Nile Monitor Lizards
Monitor lizards, of the genus Varanus, are medium-to-large carnivorous lizards that can either be terrestrial or arboreal, depending on the species. Diversity of monitors is highest in Australia to southern Asia. The largest lizard (by girth not length) in the world is the Komodo Monitor (Varanus komodensis), often referred to as the Komodo dragon. Nile Monitors (Varanus niloticus) have been seen on Sanibel Island. They are native to Africa and can exceed six feet in length.
Monitor lizards are imported regularly for the pet trade and many species are bred in captivity. Nearly half of the approximately 60 monitor species in the world are kept as pets in the United States. Many species are highly prized in the pet trade and sell for over $1,000. However, the Nile monitor is an inexpensive large monitor species that is considered expendable because of their over-availability and cheap price (about $30 retail). Another reason for their low price is their “wild” temperament, which is unlike many monitor species kept in captivity that are easily tamed and do not pose a threat to their owner.
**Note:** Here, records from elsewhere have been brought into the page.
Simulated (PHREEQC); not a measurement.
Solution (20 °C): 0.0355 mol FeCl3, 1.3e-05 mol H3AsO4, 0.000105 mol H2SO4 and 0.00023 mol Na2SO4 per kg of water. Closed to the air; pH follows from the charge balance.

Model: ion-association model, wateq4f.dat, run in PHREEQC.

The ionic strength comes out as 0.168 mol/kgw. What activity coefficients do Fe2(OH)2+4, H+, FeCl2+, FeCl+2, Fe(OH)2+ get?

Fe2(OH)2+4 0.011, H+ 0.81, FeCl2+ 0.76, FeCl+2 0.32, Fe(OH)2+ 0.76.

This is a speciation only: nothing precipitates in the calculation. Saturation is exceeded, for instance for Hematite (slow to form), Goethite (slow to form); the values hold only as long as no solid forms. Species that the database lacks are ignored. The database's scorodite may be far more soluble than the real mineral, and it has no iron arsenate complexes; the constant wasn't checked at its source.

Nile monitors have been documented in Cape Coral, FL since 1990. That population was estimated to be greater than 1,000 animals in 2005. This exotic and invasive species is established and reproducing in southwest Cape Coral and its range has expanded to Pine Island, Punta Rassa and Sanibel. The Florida Fish & Wildlife Conservation Commission (FFWCC) has passed a new law (Reptiles of Concern) that takes effect on January 1, 2008. No person is able to own a Nile Monitor and four other exotic reptiles (three species of python and one anaconda) in Florida without having a $100 annual permit. This permit was created to deter impulse purchases and to allow the state to monitor how many people keep these animals. All Reptiles of Concern must have a microchip installed so any escaped or released reptiles can be identified. You must be 18 years old and fill out a knowledge-based questionnaire.
The first documented sighting (documented in a picture) of a Nile monitor on Sanibel was in the Heron’s Landing subdivision in 2005. After many failed attempts to capture this animal -- and having received consistent calls from Heron’s Landing residents as to its whereabouts over the past two years -- we believed that the lizard was “staying put.”
The video filmed on June 25, 2007 by the Sanibel Police Department showing a Nile monitor on Periwinkle Way, proved that a monitor was seen in a place other than Heron’s Landing. This could be the same monitor from the west end of Sanibel, but it is unlikely.
In early July 2007, an employee of SCCF spotted a Nile monitor travelling east across the entrance to Gulf Pines subdivision. These two occurrences within weeks of each other really got the attention of the City of Sanibel, J.N. “Ding” Darling NWR, and SCCF. We cannot say that the population is established on Sanibel since no eggs, nests or juveniles have been seen on the island but it is a possibility. Nile monitors are able to swim across Pine Island Sound to reach Sanibel but this may only be males that are expanding their home range or seeking new territory.
Regardless, these animals pose a very serious threat to the native fauna on Sanibel. Its diet in Cape Coral comprises mostly insects, amphibians, reptiles and also birds. To date, three Burrowing Owls (a Florida Species of Special Concern) have been documented as being eaten by Nile monitors in Cape Coral.
Sanibel is a very different place. We do not know what the ecological impacts of Nile monitors on Sanibel Island will be. With a greater diversity of birds, reptiles and amphibians, one can only guess as to how this predator will adapt. With sea turtle nests, bird rookeries and the endangered Sanibel Rice Rat (Oryzomys palustris sanibeli) trying to survive changes in our environment, we cannot afford an exotic predator whose role in the ecosystem can only be guessed.
An effort must be made now to eradicate this exotic lizard before it becomes numerous and cannot be totally eliminated. If you see a Nile monitor on Sanibel, please call the Sanibel police. If you would like to support an eradication program, please contact your state and federal legislative contacts and request funding
If you have questions about Nile monitor lizards on Sanibel, please contact Brad Smith or Chris Lechowicz in Wildlife Habitat Management, 472-3984. Any pictures of Sanibel monitor lizards should be sent to Chris Lechowicz, firstname.lastname@example.org.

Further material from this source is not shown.